The Health and Human Services Department on Friday proposed a rule change that would weaken protections for transgender people under the Affordable Care Act.
The Obama administration had expanded the definition for discrimination on the basis of sex to include transgender people, and the Trump administration rule would roll that back.
“When Congress prohibited sex discrimination, it did so according to the plain meaning of the term, and we are making our regulations conform,” Roger Severino, the director of the Office of Civil Rights at HHS, said in a statement announcing the rule. “The American people want vigorous protection of civil rights and faithfulness to the text of the laws passed by their representatives.”
Transgender rights advocates worry the rule change would put up new barriers for transgender people seeking health care.
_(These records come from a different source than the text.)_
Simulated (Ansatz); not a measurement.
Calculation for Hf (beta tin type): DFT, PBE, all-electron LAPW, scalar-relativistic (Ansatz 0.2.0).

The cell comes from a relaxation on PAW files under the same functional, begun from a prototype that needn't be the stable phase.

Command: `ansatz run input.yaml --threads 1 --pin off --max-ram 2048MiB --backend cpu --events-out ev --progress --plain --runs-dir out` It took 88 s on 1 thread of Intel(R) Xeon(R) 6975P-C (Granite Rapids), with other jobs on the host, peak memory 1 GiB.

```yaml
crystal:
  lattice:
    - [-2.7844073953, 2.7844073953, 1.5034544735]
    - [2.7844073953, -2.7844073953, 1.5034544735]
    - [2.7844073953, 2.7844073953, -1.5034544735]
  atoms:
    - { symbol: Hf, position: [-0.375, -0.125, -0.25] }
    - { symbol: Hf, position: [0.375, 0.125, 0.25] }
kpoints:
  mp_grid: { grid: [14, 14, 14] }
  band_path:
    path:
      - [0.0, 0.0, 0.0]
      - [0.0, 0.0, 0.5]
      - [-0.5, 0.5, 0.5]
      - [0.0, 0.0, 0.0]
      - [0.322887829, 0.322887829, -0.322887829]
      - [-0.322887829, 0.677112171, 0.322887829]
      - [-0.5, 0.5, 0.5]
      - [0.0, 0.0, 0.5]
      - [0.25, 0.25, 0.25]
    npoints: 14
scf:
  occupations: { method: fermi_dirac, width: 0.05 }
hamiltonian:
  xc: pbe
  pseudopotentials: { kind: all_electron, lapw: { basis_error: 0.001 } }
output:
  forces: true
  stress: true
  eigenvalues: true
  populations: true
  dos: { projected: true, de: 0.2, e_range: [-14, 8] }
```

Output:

“This proposed rule is yet another outright attack from the Trump administration on the health, well-being, and survival of transgender people. Everyone should be able to go to the doctor when we need help without being turned away or denied treatment because of who we are,” Kris Hayashi, the executive director of the Transgender Law Center, said in a statement. “That’s what the law says, yet in practice many transgender people still face devastating discrimination in health care.”
“This rule dangerously encourages illegal discrimination, putting the lives of transgender people in jeopardy – particularly for trans people living with HIV, Black transgender people and people of color, trans people with disabilities, and rural and Southern trans folks,” Hayashi added.